What are moving brokers and how to avoid them?

A man signing a contract

An unpleasant atmosphere surrounds moving brokers lately, so people are wondering why is it the case. What are moving brokers and why have they become notorious? Most importantly, who should you trust and team up with for your pending move? We’re shedding light on the matter below.

What are moving brokers?

Moving brokers are sales agents who book your move, and then outsource it to a moving company. Most often, they are just the middlemen, connecting the client who is relocating and movers who conduct the relocation. They act somewhat like wedding planners, booking various services on behalf of the client but not involving themselves in any of the actual services. The concept sounds beneficial to all parties involved; clients save time on moving preparations and some money on the relocation, moving companies get another, more focused source of clients, and moving brokers earn their brokering fees. But what happens, in reality, is often too far from the concept.

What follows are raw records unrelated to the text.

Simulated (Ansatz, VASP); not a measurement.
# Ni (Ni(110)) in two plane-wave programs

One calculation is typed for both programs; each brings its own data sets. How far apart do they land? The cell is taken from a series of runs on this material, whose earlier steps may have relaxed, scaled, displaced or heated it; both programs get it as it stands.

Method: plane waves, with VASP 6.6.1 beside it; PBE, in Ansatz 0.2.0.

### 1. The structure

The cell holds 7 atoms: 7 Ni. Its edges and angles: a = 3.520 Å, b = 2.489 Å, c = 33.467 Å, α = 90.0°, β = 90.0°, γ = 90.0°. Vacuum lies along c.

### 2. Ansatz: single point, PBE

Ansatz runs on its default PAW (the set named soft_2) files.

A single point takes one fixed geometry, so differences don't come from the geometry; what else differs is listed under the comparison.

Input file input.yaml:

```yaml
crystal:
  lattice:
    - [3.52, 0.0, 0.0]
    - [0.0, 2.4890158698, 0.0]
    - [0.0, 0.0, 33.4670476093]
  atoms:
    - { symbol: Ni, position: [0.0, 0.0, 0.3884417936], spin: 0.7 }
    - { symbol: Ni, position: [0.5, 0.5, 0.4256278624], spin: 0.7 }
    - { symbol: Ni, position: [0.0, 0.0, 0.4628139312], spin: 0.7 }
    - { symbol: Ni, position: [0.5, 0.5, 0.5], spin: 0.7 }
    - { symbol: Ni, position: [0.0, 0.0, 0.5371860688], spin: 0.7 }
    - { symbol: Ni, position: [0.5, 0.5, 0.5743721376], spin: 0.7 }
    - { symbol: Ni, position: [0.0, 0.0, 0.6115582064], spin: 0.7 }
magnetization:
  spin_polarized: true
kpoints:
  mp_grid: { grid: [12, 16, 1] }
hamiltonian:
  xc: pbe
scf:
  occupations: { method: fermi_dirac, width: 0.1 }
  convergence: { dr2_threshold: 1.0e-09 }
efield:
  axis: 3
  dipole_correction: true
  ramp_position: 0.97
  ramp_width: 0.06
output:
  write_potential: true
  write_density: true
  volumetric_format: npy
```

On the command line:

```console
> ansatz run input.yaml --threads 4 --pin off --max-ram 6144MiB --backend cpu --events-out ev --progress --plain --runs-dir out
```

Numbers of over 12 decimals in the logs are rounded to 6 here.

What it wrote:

If you’re considering a relocation, you most likely worry about the cost of hiring movers but bear in mind that not everything is about the price. To book your move, moving brokers need to provide you with a moving estimate first. What happens is that they offer very low moving quotes to make them attractive but don’t consider the current prices of moving services. The results can be utterly disappointing and upsetting. Clients either get shocked by the actual moving costs once moving day comes, or the movers do not show up at all because earnings offered by the broker are way too low. And guess what, moving brokers are not liable for any issue or oversight on the movers’ part.

Can you, should you, and how to avoid moving brokers?

If moving brokers were not needed, there wouldn’t have been any. They help clients book all necessary moving services. They are especially useful if a single moving company does not offer every service a client needs. Connecting different movers with a client leads to an efficient and stress-free relocation. However, note that there are many scams you should be aware of before hiring a broker. The same people who connected you with those incredibly affordable movers are not responsible if those movers turn out to be fraudulent. Not to mention scammers among the brokers themselves.

While it will take you longer to organize your move, you can avoid dealing with moving brokers altogether if you wish. However, the movers you choose will be the ones who show up on moving day, and any damage that your movers couldn’t prevent, your moving insurance will cover. If you take it upon yourself to search for licensed and reliable professionals, you will not fall a victim to fraud, whether they are moving brokers or moving companies.

The good news is, you don’t need to choose between hiring and avoiding moving brokers. There is a way to benefit from their services and keep your peace of mind. The solution comes in the form of licensed movers that also act as brokers. Such companies have a U.S. DOT number and an FMCSA number. You can always run that number through the Federal Motor Carrier Safety Administration database and confirm their status. The same goes for regular moving companies and brokers. FMCSA has made great efforts recently to protect customers from frauds. Independently operating brokers must register with the Administration. Also, they must work transparently and provide written, binding agreements and estimates among other requirements.

How to ensure safe relocation?

Aside from running a check of the moving company at the FMCSA, there are a few more things to do before choosing a mover. Unless your family and friends can refer you to a trusted moving company, prepare for an online search. To narrow down your choice, you should check the online moving reviews. There’s no need to follow your gut feeling when deciding if reviews are fake or not. There are clear signs that reviews are not genuine; they are repetitive, excessively descriptive, and either overly positive or negative.

Eventually, you should call and interview the remaining few moving companies that suit your relocation needs. In-home estimates provide the most precise moving evaluation. However, the current situation makes such estimates risky and unwelcome. This is why responsible movers and brokers such as National Van Lines adopted a virtual survey system and even offer a valuation via FaceTime. Their experts are doing their best to provide the most precise quotes possible and act responsibly in the face of the ongoing situation. Moreover, make sure you get at least a few free moving quotes from different companies to get a clear insight into the real cost of moving your home. Avoid the most and least expensive offers.

When it comes to estimates and contracts, always ask for binding agreements. Non-binding agreements tend to change and, more often than not, the moving price increases. Don’t settle for anything less than full transparency when dealing with movers and moving brokers. Nevertheless, you still need to carefully read the documentation and moving contract before you sign anything. Finally, but no less importantly, don’t forget about the moving insurance. Full value protection is the type of insurance that grants you full replacement value of the goods that were damaged during the move. An excellent choice if you’re moving light but high-end belongings such as electronics.


While avoiding moving brokers seems to be the only way to keep peace of mind and money in your pocket, it does come at a cost. Many busy people simply can’t afford the time to plan the relocation and search for movers who fulfill all their requirements. Some order has been imposed, though. Moving brokers, moving companies, and companies that operate as both, need to register with the authorities and follow a strict set of rules. If you wish to avoid moving brokers, you can. But if you need their services, opt for licensed and experienced professionals.